- The Washington Times - Monday, April 22, 2002

ANNAPOLIS Maryland legislators ended their four-year term on April 8 with a mostly liberal voting record that included new gun laws, cigarette-tax increases, an anti-discrimination law to protect homosexuals, and major increases in spending on the environment and education.
Lawmakers also expanded voting rights for felons, increased the goal for minority participation in state contracts and expanded collective bargaining rights for workers in the state's colleges and public schools.
At a time when many legislatures across the country have moved toward the political right, the General Assembly pursued an agenda that was progressive on the social front and that reflected the majority position among lawmakers that government has an important role to play in improving the lives of Marylanders.
Republicans, hoping to use the record of the past four years to their advantage in the general election, say the legislature is out of step with the nation.
"I think they have pushed things to the edge of the left wing," Kevin Igoe, a state Republican political consultant, said.
They approved huge spending increases and transferred more power to state government in areas such as the environment, he said.
"I don't think most Marylanders comprehend the expansion of the role of state government," he said.
Republicans say the liberal record was not confined to high-profile issues such as homosexual rights and gun control.
"There was more of a tendency on the part of the legislature to increase regulations across the board that we didn't see the term before," House Minority Leader Alfred Redmer said.
He cited new regulations on nursing homes and new mandated coverage in health insurance policies as examples of what he believes is a Democratic penchant for increasing the role of state government.
Dwight Sullivan of the American Civil Liberties Union said Maryland is a progressive state and that fact is often, but not always, reflected in legislative actions.
"We've had our disappointments, particularly in the criminal justice system," he said.
He cited the legislature's refusal to impose a moratorium on the death penalty and approve funding to provide public defenders at bail hearings.
"In the criminal justice system, I don't think we see the same progressive legislation that we see in some areas," he said.
The record of the past four years commonly referred to as liberal by Republicans and progressive by Democrats is a result of the overwhelmingly Democratic makeup of the General Assembly and the legislative programs promoted by Democratic Gov. Parris N. Glendening.
Mr. Glendening a self-described progressive who says government should be a positive force for change was the driving force behind some core liberal successes, such as a ban on racial profiling by police, greater bargaining rights for public employees and the homosexual rights bill.

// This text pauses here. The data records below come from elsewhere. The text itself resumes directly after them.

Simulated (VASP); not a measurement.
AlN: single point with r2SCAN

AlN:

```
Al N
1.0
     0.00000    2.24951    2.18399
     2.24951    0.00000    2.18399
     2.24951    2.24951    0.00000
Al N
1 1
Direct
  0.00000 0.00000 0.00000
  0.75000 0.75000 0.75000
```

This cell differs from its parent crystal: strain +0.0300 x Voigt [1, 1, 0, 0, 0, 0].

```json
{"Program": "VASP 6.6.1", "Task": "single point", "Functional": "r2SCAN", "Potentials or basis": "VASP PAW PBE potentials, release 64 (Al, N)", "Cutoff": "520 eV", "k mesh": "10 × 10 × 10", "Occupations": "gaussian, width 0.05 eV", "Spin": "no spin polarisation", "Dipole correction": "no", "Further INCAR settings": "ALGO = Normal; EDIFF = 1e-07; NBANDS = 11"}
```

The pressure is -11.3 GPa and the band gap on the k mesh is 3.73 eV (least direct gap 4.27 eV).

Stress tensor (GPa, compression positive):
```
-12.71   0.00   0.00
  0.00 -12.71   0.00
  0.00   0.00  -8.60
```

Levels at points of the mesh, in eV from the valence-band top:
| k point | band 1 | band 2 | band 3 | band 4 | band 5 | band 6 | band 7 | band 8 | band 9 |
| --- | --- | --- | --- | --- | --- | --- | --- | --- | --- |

He used the considerable powers of his office to muscle his gun control bill through the 2000 legislature. National gun-control groups hailed as a landmark the law requiring handguns to be sold with a trigger lock and to be equipped with internal locking devices by 2003.
But it's unlikely Mr. Glendening would have had such success were it not for solid support from the three large legislative delegations from Baltimore city and Montgomery and Prince George's counties, which make up about 40 percent of the 188-member General Assembly.
If those three delegations stick together, as they often do, only a few more votes are needed from Republicans or Democrats in more conservative suburban and rural district to pass bills.